I don't think I can review 4/5 without understanding why that code is there in the first place. It was introduced by a7c320d184fb, which didn't provide a reason. I'd assume that there's a Vulkan-like "all GPU commands have to be done before destroying an object" requirement, but a quick (too quick?) reading of ARB_sync (specifically § D.2.1) implies that's specifically not the case here. And that doesn't explain the glFinish() added in 3cc8147594de either. Why do we need that?
It's not about destroying the fences themselves, but about destroying the resources protected by those fences. In particular, wined3d_context_gl_cleanup_resources() is run from wined3d_context_gl_wait_command_fence(). There may also be a requirement to flush any pending (draw) commands on the context; I don't quite remember whether the wglDeleteContext()/wglMakeCurrent() in wined3d_context_gl_cleanup() may do that implicitly, but they might.
As for the glFinish() from commit 3cc8147594de868884d3e57babff8eef058c63a3, the idea was to make sure all pending GL commands have finished like wined3d_context_gl_wait_command_fence() would. Unfortunately we can't just run wined3d_context_gl_cleanup_resources() on a destroyed context, but it should be fine; we'll either get a chance to clean things up when the new context we switch to submits a fence or waits for one, or we're destroying the device and device destruction will take care of it.
I think I'm still missing something. I assume that the rub is "GL sync is implicit *until* we start using ARB_sync and persistent maps, or similarly APPLE_flush_buffer_range", but that doesn't explain the use of glFinish(), which presumably wouldn't be required in that case. [I also don't understand why a7c320d184fb specifically adds that wait to wined3d_context_gl_cleanup()? Unless it's incidental to that change.]

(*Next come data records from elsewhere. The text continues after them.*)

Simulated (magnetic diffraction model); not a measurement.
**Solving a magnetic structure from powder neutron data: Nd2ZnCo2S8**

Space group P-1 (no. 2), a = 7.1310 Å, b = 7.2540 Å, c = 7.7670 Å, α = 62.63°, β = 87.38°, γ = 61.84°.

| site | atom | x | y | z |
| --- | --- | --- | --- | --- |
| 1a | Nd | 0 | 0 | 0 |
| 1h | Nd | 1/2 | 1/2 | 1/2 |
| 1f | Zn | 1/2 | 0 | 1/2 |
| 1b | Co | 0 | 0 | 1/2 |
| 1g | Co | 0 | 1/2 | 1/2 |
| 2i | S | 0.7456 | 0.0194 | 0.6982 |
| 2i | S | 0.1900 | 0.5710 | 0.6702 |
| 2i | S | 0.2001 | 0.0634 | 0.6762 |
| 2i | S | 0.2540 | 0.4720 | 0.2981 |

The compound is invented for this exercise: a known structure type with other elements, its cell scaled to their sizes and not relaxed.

Could we get rid of this code entirely? Possibly. We'd end up with slightly different semantics for GL context cleanup and Vulkan context cleanup in terms of what commands are guaranteed to have been completed. We may end up holding on the bo allocations a bit longer than we otherwise would. Perhaps that's fine.
I think it makes sense to use similar code, I'm just struggling a little to understand why it's necessary to explicitly synchronize here.